Tuesday, December 29, 2009

Breaking the law

Lot of screaming in the media about Akmal Shaikh who was executed in China today for drug smuggling. I have a great deal of sympathy for his friends and family who have put up a major campaign to try and have his sentence commuted.
However I have little or no sympathy for Akmal Shaikh who smuggled drugs into a country where they have the death sentence for smuggling drugs. I also discount the mental illness aspect too, the man had bipolar disorder and whilst this is a mental illness it's not a debilitating one with regard to intelligence. He may have been in a fantasy world, but would still have known when on the opposing cycle that what he was doing was very wrong.
If you break the laws of a country that you are visiting then you have to face that countries legal system if caught, Shaikh had been found with more than 4kg of heroin, and being caught with 50g of heroin was enough for the death penalty under Chinese law. Now Shaikh might not have known about the death penalty but he certainly would have known that if caught he'd face justice.
Now a lot of people are criticising the Chinese government for their laws, but that's the system they have, it's harsh, but it followed their rules and Shaikh was found bang to rights by them. It's not as if he'd broken some quaint byelaw either, drug smuggling is a worldwide offence and China takes it as seriously as any modern country, that their law still has the death sentence for such offences may be upsetting to certain western sensibilities, but it's still China's law and that has to be respected.

It should also serve as a warning to any other would be drug smugglers to China too.

8 annotations:

JuliaM said...

"I also discount the mental illness aspect too..."

Looking at it from the other side, if you are a drugs kingpin, is Forrest Gump the ideal drug mule to not only get them through customs, but also not grass you up when (inevitably) captured?

I don't think so...

Anonymous said...

QM. I agree. I've noticed in the past that when a Brit commits a crime abroad he or she can pretty quickly become some sort of hero.

I don't care for the death penalty. I find it offensive. Too many mistakes have been made in justice all over the world, including Scotland and England, for us ever to be sure enough to put someone to death. But where that penalty exists, it exists. And it's a fair time to point out that it exists in some of the most modern, rich and "enlightened" so-called Christian states in the world.

Unfortunate for the family but then we do have to think about the vast numbers of families that are wrecked by drugs. (It might be a good idea to gloss over the fact that the Brits and the Chinese have a rather weird history over drugs, including going to war over them.) As far as I could make out, he had no close family.

British Prime Ministers should stop trying to interfere in other countries' justice systems though. I can't help but thinking that Brown's interventions will only have made them more determined not to bow to the West's demands.

Longrider said...

I'm of the opinion that no state has the moral authority or competence to be allowed the right of life and death over its citizens. However, if you smuggle drugs into a country that executes people who smuggle drugs... er...
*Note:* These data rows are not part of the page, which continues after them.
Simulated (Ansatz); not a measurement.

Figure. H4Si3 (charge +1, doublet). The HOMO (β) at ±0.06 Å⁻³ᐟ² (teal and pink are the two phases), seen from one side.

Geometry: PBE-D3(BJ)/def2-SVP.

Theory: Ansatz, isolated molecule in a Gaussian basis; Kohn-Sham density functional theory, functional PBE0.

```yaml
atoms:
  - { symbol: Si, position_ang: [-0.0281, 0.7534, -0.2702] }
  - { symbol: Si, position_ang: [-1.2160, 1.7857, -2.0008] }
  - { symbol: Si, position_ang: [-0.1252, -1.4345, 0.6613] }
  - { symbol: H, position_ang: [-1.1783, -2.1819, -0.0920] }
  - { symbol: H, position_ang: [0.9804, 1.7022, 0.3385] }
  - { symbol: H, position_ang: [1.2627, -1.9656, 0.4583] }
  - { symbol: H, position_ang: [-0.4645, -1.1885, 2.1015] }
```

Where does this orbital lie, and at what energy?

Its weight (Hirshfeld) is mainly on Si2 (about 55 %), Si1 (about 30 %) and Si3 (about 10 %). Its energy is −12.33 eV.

There is a massive arrogance shown when Britons are caught breaking other countries laws - as if, somehow, they shouldn't apply to "us". Why not? When in Rome and all that.

Anonymous said...

Ironic really that he should die with his veins pumped full of shit.

Anonymous said...

I doubt friends and family would welcome the gleeful sympathy peculiar to this topic and responses to it.

JuliaM and yourself should save an over generous solace for friends and family on the next occasion an innocent man is wrongly executed.
MTG

Longrider said...

Innocent? I'm not aware of any suggestion that he didn't carry a case full of heroin. The issue with this case is not guilt, but whether the Chinese should have suspended their normal judicial system with foreigners. They dispute the mental illness defence. That's their prerogative.

Also, I see no glee here - rather an acknowledgement that when in someone else's country, abide by their laws or suffer the consequences.

CFD Ed said...

"drug smuggling is a worldwide offence" - why? And is this necessarily a good thing?

Quiet_Man said...

I don't have an issue with drugs illegal or otherwise, legalisation in the UK would make them taxable and assure quality control. However the rules as they stand in most countries are that smuggling of drugs often has a long prison term if caught and convicted at best, in China it's death if caught with over 50 grams.
You smuggle, you take your chances.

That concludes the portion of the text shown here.